Churches, chocolates and cheese - 24 hours in Modica

Updated on Jan 14, 2019 by Kathryn Burrington

Blog > Churches, chocolates and cheese - 24 hours in Modica

Kathryn, from our Marketing Department, explores the late Baroque town of Modica, discovering great chocolate, stunning architecture and many more edible treats along the way.

Modica was one of the first places I ever visited in Sicily and though my visit was brief, I will always have a soft spot for this Baroque town in the south-east corner of the island. Like many other towns of the Noto valley it was completely destroyed by the 1693 earthquake and then re-built in the stunning Late Baroque style that the area is so well-known for.

There are many things to do in Modica for the curious traveller not least some beautiful architecture but you’ll also find some great restaurants and then there is the chocolate which has been made here for over two centuries.


Things to do in Modica


A. Casa del Formaggio

Via Marchesa Tedeschi, 5

This fabulous little cheese shop is the perfect place to pick up some edible souvenirs. The friendly and informative owner speaks good English and will be happy for you to sample various cheeses and then vacuum pack your purchases so you can pop them in your suitcase for the journey home. He also sells some excellent cured meats and wine.


B. Cave Church of St Nicholas the Inferior

Via Clemente Grimaldi

This unusual small church with a single nave is carved into the rock and decorated with still colourful Byzantine style frescoes from the Norman era.


C. Antica Dolceria Bonajuto

Corso Umberto I, 159

You can’t visit Modica and not try some chocolate. Antica Dolceria Bonajuto is the oldest chocolate manufacturers in the town dating back to 1880. Its founder, Francesco Bonajuto, brought cakes and sweets of Arabian and Spanish origin to Modica in order to preserve the art of which he was a master having learned his skills from his father.

Their cannoli are also superb.


D. Momo Reading Food

Corso Umberto I, 163

If you’re not too full of cheese, chocolate and cannoli, Momo’s is the perfect place to visit for a coffee or a light lunchtime snack of arancini or panini. It’s popular with the locals which is always a good sign and the owner speaks English.


E. Church of San Pietro

Corso Umberto I

While not as grand as the Church of San Giorgio further up the hill, the Church of San Pietro is still very beautiful with an elegant facade and a lovely view across the valley to the houses climbing up the opposite hillside. Statues of the apostles oversee the comings and goings of the church. The interior is quite lovely with 14 columns of Corinthian capitals and beautiful detailing.


F. Church of San Giorgio

Corso S. Giorgio

Watching over the upper town (Modica Alta) the church of San Giorgio easily equals the grandeur of the church of the same name in Ragusa Ibla. An impressive flight of stone steps leads up from Via Giuseppe Garibaldi, around a small garden that is bisected by Via Lanterni up to Corso San Giorgio bringing you to the final flight of stairs. It’s well worth the climb to see the façade, one of the most striking examples of Baroque architecture in all of Italy. It was designed by Paolo Labisi, although its resemblance to work by Gagliardi suggest he was a strong influence on Labisi's designs.


G. Antica Dolceria Rizza

Corso Umberto I, 268,

If in need of sustenance after climbing all those stairs, there’s another chocolatiers not to be missed nearby on Corso Umberto I, Antica Dolceria Rizza. They even offer guided tours and workshops which can be pre-booked with Master Peppe Rizza. You’ll find more information on their website, Antica Dolceria Rizza.

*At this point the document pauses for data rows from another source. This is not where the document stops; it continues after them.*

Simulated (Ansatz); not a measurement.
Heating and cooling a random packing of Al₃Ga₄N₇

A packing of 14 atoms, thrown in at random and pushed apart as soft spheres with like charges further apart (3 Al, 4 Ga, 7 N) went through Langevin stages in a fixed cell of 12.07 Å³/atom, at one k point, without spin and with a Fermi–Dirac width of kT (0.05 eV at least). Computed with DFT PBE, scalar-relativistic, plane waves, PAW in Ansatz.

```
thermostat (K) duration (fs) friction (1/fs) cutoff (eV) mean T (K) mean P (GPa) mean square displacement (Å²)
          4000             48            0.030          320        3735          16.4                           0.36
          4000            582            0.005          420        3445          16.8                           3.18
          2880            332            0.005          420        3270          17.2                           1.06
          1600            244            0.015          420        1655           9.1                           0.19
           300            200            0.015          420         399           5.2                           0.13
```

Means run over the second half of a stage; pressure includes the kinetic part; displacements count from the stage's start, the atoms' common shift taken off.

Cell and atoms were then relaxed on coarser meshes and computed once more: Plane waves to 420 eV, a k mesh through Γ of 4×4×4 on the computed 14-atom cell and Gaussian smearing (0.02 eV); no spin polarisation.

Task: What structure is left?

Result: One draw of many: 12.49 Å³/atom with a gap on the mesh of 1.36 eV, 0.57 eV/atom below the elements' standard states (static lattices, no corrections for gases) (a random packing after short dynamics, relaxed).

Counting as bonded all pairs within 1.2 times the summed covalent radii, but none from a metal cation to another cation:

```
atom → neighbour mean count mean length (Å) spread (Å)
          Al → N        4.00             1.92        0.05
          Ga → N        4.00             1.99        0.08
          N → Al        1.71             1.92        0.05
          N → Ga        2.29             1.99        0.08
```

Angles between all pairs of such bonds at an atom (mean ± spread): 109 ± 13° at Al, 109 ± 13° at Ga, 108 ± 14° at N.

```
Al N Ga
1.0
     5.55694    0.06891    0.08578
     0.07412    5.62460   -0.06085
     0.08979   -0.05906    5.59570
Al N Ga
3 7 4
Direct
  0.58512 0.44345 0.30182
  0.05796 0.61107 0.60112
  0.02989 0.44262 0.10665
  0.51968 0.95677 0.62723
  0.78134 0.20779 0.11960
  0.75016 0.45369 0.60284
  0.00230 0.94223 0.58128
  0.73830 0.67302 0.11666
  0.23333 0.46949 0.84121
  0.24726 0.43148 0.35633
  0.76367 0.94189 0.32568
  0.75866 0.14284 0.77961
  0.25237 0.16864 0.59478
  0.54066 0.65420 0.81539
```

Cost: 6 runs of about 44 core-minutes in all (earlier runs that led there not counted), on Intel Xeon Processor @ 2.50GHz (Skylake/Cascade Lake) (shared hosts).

F. Osteria dei Sapori Perduti

Corso Umberto I, 228A

Modica is certainly a great town for foodies but do remember to leave some room for dinner as there are some excellent restaurants here offering traditional Sicilian food typical of the area.

Osteria dei Sapori Perduti is one of my favourites. At first glance you might assume that this restaurant on the main thoroughfare through the town is a tourist trap to be avoided. Not so. The locals love the typical Sicilian cuisine served here. You can expect a lively atmosphere, good service and great local food and wine for a very reasonable price. The perfect place to relax and eat your fill at the end of the day.

When I ate here earlier this year they had a wonderful menu translated into five languages with tantalising photos and a suggested wine to match each dish, so ordering was easy even for those with no grasp of Italian. There is just one starter, Antipastu Miscatu, a mixed plate including arancini, bruschette, grilled aubergine, cheeses, caponata and sausage.

Follow this with a first course of pasta such as Ravioli ri Ricotta – sumptuous parcels of pasta stuffed with ricotta cheese, smothered in a tasty tomato sauce with fennel and diced pork. For a second course try U Cunigghju â Stimpirata, roasted rabbit served with vegetables lightly fried in olive oil, vinegar with mint. If you still have room for desert they’ve a fabulous selection to tempt you from cannoli, pastachio parfait or Sicilian cassata. There are a number of vegetarian options for the first course including Pasta Cche Sparici, asparagus pasta or Linticchja, a thick broth made with lentils, tomatoes, onion, celery and carrots but only one second course, I Milinciani Cunzati, fried aubergines layered with cheese, hard-boiled eggs and tomatoes baked in the oven.